Creep, recrystallisation and anelasticity of hcp-metals

Metals and alloys with the hexagonal close pack (hcp) structure (e.g. magnesium, zinc, cobalt) are important industrial materials. Hexagonal titanium and zirconium alloys are key materials in the aerospace and nuclear energy sector. Creep properties are key to their success as well as often being the limiting factor. Iron adopts the hcp structure above ~11GPa and the energy to sustain the Earth's magnetic field comes from crystallization of the liquid iron outer-core into hexagonal close pack (hcp)-iron. The properties of the Earth's inner-core are inferred primarily from the speed and attenuation of cyclic, seismic waves as they transverse the core.

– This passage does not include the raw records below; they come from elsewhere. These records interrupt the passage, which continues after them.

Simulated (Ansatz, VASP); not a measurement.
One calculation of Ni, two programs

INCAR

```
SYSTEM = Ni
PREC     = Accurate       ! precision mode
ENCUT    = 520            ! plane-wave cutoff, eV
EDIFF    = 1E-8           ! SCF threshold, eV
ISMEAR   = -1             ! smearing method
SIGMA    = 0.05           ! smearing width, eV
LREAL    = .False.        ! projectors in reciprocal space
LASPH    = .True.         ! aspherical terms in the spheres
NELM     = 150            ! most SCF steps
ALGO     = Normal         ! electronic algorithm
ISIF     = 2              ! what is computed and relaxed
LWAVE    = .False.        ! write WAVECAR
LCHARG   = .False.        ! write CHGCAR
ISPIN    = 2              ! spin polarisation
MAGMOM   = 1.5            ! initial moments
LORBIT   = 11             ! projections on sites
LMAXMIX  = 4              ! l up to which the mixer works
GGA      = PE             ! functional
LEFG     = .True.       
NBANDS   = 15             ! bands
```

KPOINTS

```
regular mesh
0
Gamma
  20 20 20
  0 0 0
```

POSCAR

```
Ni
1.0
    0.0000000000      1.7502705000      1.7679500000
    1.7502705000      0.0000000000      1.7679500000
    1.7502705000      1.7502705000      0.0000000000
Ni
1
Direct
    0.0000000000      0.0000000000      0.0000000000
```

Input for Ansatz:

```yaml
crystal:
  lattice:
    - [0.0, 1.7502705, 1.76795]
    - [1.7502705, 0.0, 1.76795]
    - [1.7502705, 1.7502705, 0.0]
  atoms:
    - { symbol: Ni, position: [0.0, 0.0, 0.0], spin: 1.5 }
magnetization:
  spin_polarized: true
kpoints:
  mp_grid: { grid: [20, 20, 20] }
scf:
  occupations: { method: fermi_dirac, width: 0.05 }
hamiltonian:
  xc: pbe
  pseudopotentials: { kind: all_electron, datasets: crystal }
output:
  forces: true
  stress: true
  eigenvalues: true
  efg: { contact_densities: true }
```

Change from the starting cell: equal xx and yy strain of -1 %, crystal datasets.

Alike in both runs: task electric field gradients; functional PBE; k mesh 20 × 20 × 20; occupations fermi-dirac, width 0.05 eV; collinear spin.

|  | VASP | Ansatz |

The extreme conditions needed to stabilize hcp iron (>12 GPa) and those of the Earth's inner core (>250 GPa, >5500 K) mean that comparatively little is known about its creep behavior or its response to cyclic deformation. In this project the student is studying the experimental systematics of hcp metals and alloys to both creep and small amplitude cyclic (sinusoidal) deformation as well as diffusion and annealing tests at elevated temperatures. Initial experiments will be conducted on magnesium using a 1 atmosphere high temperature creep apparatus. The mechanical data from the tests will be combined with scanning electron microscope (SEM) and electron microprobe analysis (EPMA), to understand the crystallographic and material processes that occur in their experimental samples. The work will progress to other samples and higher pressures.

The response of metals and alloys to small amplitude cyclic loading is important for both understanding of the Earth's inner-core and material forming and industrial processes.